Anonymous: Maya vase with Two Scenes of Pawahtun Instructing Scribes

(Kimbell Art Museum, Fort Worth, USA)

A rollout photo of a famous Maya vase this time, known as 'the teaching vase'. The vase shows 2 scenes which may be related to eachother. in both groups you can see an old man who is in activity with 2 other men. The old man is a Maya god called Pauahtun/ Pawahtuun (or God N in the Schellhas classification) - the patron god of scribes, the interior of the earth and its water deposits and together with his 3 brothers who held up the sky at the four quarters. He can be identified by his aged appaerence and his netted headdress with a brush wedged into the ties. In the left group the Pauahtun is speaking to an an Ah k'hun (a keeper of the holy books), who wears a turban with the bundle of quill pens stuck into the top, and a second figure with a goatee. Notice the line which is coming from the mouth of Pauahtun - this is a speech thread: the god is speaking the words "receive my bad omens" to his 2 pupils.

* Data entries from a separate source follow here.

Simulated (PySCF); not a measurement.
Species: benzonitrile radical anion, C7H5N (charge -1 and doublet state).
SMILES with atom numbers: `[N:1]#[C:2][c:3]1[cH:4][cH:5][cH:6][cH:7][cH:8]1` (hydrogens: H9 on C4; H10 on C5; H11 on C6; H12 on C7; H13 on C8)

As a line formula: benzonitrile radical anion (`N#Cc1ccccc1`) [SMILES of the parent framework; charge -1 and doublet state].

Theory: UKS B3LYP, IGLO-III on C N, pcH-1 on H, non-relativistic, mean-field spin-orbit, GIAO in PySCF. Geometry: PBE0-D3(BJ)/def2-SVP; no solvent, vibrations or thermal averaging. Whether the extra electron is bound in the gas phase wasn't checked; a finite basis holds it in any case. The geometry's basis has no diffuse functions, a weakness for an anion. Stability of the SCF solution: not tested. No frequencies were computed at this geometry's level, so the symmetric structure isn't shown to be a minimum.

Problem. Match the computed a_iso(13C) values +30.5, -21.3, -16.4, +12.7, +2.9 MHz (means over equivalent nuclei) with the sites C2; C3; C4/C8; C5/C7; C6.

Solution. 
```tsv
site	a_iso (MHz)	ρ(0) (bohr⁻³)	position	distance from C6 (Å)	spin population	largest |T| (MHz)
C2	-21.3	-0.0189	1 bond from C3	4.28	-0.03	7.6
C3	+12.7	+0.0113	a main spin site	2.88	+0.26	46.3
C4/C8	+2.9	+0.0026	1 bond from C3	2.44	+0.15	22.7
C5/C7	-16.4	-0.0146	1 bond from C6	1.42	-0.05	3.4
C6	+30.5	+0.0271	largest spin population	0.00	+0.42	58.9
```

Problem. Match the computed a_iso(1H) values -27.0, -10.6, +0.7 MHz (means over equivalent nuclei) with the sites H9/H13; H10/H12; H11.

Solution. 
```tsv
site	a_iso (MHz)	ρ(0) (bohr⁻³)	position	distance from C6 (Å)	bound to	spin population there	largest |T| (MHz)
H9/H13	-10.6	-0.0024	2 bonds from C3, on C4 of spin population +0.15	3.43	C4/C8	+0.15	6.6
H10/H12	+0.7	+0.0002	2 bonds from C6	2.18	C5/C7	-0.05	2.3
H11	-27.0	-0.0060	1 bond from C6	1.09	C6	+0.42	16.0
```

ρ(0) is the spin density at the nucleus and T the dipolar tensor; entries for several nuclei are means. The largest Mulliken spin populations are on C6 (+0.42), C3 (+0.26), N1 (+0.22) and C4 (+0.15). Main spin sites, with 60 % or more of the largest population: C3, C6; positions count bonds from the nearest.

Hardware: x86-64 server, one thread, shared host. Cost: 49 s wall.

in the right scne a Pauahtun is again teaching 2 pupils. this time the Pauahtun is speaking numbers (again a speech thread): the dots are a 1 and the lines are a 5 in the Maya script. in this case the god is saying the numbers 7, 8,9, 12, 13 and 11. What these numbers represent is unknown. These numbers could be a date: 7 pictuns, 8 baktuns, 9 katuns, 12 tuns, 13 kins and 11 uinals in the Mayan Long Count (this is the date August 9, 55,000 BCE in our calendar). What this date represents in this scene is unknown - propably something supernatural. Vase from A.D. 550–950.